Then if a company needs to make cuts or is in a position where it could take on extra staff, the website can be used to select or advertise workers.
David Lennan, deputy chair of Skills Exchange UK, said all local businesses can share skills with one another.
"Staff will be swapped between organisations on a seconded basis," he explained.
"All the actions to enable that to happen are within the exchange are online and available, so it's a very simple process for companies to register their membership, and put up staff profiles.
"It's something that a local employer can do by sharing skills with other local employers," added Mr Lennon
Ballymena became the first Skill Exchange hub when the scheme was unveiled on Tuesday and in the next six months three more hubs will be set up across Northern Ireland. By the end of 2013 there will be 35 Skill Exchange hubs across the UK.
That means staff will be able to travel to work opportunities across the UK, widening the possibility of employment.
Ian Paisley, MP for North Antrim, welcomed the initiative's first hub in Ballymena, where almost 250 jobs were cut this month when building firm Patton went into administration. He said the arrival of Skill Exchange is something positive during a time of economic hardship.
"Here's an opportunity that's saying 'look, we've a huge skill base here, let's share the people around, let's build the talent and let's make sure when opportunities start to develop the skills are still there to take up the job'," he told UTV.
Michelin, Moy Park, JTI, Dunbia, Wrightbus and the Northern Regional College have funded this project in its entirety. This will allow smaller and small-medium enterprises (SMEs) and others in the area to benefit from the skills exchange free of charge.
Minister for Employment and Learning Dr Stephen Farry said the local companies should be applauded for getting behind the scheme.
"This initiative will help to retain and develop our highly valuable skilled workers. This is better for both local companies and individuals as staff can be placed into meaningful alternative work instead of facing unemployment. I look forward to seeing how this develops in Ballymena."

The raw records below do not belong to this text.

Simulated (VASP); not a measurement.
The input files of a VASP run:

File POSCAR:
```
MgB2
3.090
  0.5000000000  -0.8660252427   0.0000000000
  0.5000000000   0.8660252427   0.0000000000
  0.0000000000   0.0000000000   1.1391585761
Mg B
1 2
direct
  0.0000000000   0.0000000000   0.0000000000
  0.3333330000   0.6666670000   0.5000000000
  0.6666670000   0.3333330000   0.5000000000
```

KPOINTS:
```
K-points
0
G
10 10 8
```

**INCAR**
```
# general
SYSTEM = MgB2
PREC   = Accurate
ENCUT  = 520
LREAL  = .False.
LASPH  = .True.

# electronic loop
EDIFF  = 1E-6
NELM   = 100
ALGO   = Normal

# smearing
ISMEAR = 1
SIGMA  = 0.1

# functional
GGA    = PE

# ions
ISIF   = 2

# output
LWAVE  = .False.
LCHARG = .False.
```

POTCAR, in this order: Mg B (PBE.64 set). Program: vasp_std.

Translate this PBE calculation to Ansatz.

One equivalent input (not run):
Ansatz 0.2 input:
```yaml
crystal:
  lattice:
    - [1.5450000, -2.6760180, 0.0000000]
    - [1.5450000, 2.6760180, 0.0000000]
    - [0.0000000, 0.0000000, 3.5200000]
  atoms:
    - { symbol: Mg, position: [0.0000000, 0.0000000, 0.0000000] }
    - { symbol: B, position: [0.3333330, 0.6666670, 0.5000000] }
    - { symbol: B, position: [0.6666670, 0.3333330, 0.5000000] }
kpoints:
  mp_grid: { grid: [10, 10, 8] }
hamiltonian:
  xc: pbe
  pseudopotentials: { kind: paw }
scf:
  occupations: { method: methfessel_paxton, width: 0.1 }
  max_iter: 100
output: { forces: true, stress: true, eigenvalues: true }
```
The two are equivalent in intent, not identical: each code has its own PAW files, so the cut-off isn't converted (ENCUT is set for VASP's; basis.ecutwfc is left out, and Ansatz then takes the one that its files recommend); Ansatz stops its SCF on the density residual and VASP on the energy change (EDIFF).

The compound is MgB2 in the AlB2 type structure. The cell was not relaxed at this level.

While Enterprise Minister Arlene Foster said she believes the Skills Exchange will provide opportunities for small organisations in the town.
"By coming together in this way, larger employers can share practical ideas and local SMEs can benefit from the secondment of highly skilled members of staff.
"Working in partnership by sharing skills and problem solving solutions that have worked for them, means larger firms can really help make a difference to their smaller peers," she added.